All of lore.kernel.org
 help / color / mirror / Atom feed
* [net PATCH 0/3] Fix two teardown bugs for BPF maps cpumap and devmap
@ 2018-08-08 21:00 Jesper Dangaard Brouer
  2018-08-08 21:00 ` [net PATCH 1/3] xdp: fix bug in cpumap teardown code path Jesper Dangaard Brouer
                   ` (3 more replies)
  0 siblings, 4 replies; 5+ messages in thread
From: Jesper Dangaard Brouer @ 2018-08-08 21:00 UTC (permalink / raw)
  To: netdev, Jesper Dangaard Brouer
  Cc: Daniel Borkmann, Alexei Starovoitov, jhsiao

Removing entries from cpumap and devmap, goes through a number of
syncronization steps to make sure no new xdp_frames can be enqueued.
But there is a small chance, that xdp_frames remains which have not
been flushed/processed yet.  Flushing these during teardown, happens
from RCU context and not as usual under RX NAPI context.
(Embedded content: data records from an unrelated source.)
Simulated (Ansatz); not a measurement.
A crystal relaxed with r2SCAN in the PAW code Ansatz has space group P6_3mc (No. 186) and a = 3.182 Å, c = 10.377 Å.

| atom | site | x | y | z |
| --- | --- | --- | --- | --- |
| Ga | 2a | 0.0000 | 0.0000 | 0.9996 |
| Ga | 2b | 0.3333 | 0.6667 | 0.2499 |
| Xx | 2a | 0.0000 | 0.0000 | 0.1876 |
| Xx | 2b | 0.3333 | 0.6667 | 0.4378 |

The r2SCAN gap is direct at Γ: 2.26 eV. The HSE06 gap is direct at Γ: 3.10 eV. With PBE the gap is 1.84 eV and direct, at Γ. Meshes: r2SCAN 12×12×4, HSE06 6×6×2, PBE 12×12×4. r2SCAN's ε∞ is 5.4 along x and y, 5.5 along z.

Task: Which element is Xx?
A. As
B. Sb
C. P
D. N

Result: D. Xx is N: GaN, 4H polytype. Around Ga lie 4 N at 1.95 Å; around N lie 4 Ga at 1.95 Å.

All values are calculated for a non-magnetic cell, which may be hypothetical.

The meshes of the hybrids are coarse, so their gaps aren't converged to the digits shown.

The optimization introduced in commt 389ab7f01af9 ("xdp: introduce
xdp_return_frame_rx_napi"), missed that the flush operation can also
be called from RCU context.  Thus, we cannot always use the
xdp_return_frame_rx_napi call, which take advantage of the protection
provided by XDP RX running under NAPI protection.

The samples/bpf xdp_redirect_cpu have a --stress-mode, that is
adjusted to easier reproduce (verified by Red Hat QA).

---

Jesper Dangaard Brouer (3):
      xdp: fix bug in cpumap teardown code path
      samples/bpf: xdp_redirect_cpu adjustment to reproduce teardown race easier
      xdp: fix bug in devmap teardown code path


 kernel/bpf/cpumap.c                 |   15 +++++++++------
 kernel/bpf/devmap.c                 |   14 +++++++++-----
 samples/bpf/xdp_redirect_cpu_kern.c |    2 +-
 samples/bpf/xdp_redirect_cpu_user.c |    4 ++--
 4 files changed, 21 insertions(+), 14 deletions(-)

^ permalink raw reply	[flat|nested] 5+ messages in thread

* [net PATCH 1/3] xdp: fix bug in cpumap teardown code path
  2018-08-08 21:00 [net PATCH 0/3] Fix two teardown bugs for BPF maps cpumap and devmap Jesper Dangaard Brouer
@ 2018-08-08 21:00 ` Jesper Dangaard Brouer
  2018-08-08 21:00 ` [net PATCH 2/3] samples/bpf: xdp_redirect_cpu adjustment to reproduce teardown race easier Jesper Dangaard Brouer
                   ` (2 subsequent siblings)
  3 siblings, 0 replies; 5+ messages in thread
From: Jesper Dangaard Brouer @ 2018-08-08 21:00 UTC (permalink / raw)
  To: netdev, Jesper Dangaard Brouer
  Cc: Daniel Borkmann, Alexei Starovoitov, jhsiao

When removing a cpumap entry, a number of syncronization steps happen.
Eventually the teardown code __cpu_map_entry_free is invoked from/via
call_rcu.

The teardown code __cpu_map_entry_free() flushes remaining xdp_frames,
by invoking bq_flush_to_queue, which calls xdp_return_frame_rx_napi().
The issues is that the teardown code is not running in the RX NAPI
code path.  Thus, it is not allowed to invoke the NAPI variant of
xdp_return_frame.

This bug was found and triggered by using the --stress-mode option to
the samples/bpf program xdp_redirect_cpu.  It is hard to trigger,
because the ptr_ring have to be full and cpumap bulk queue max
contains 8 packets, and a remote CPU is racing to empty the ptr_ring
queue.

Fixes: 389ab7f01af9 ("xdp: introduce xdp_return_frame_rx_napi")
Tested-by: Jean-Tsung Hsiao <jhsiao@redhat.com>
Signed-off-by: Jesper Dangaard Brouer <brouer@redhat.com>
---
 kernel/bpf/cpumap.c |   15 +++++++++------
 1 file changed, 9 insertions(+), 6 deletions(-)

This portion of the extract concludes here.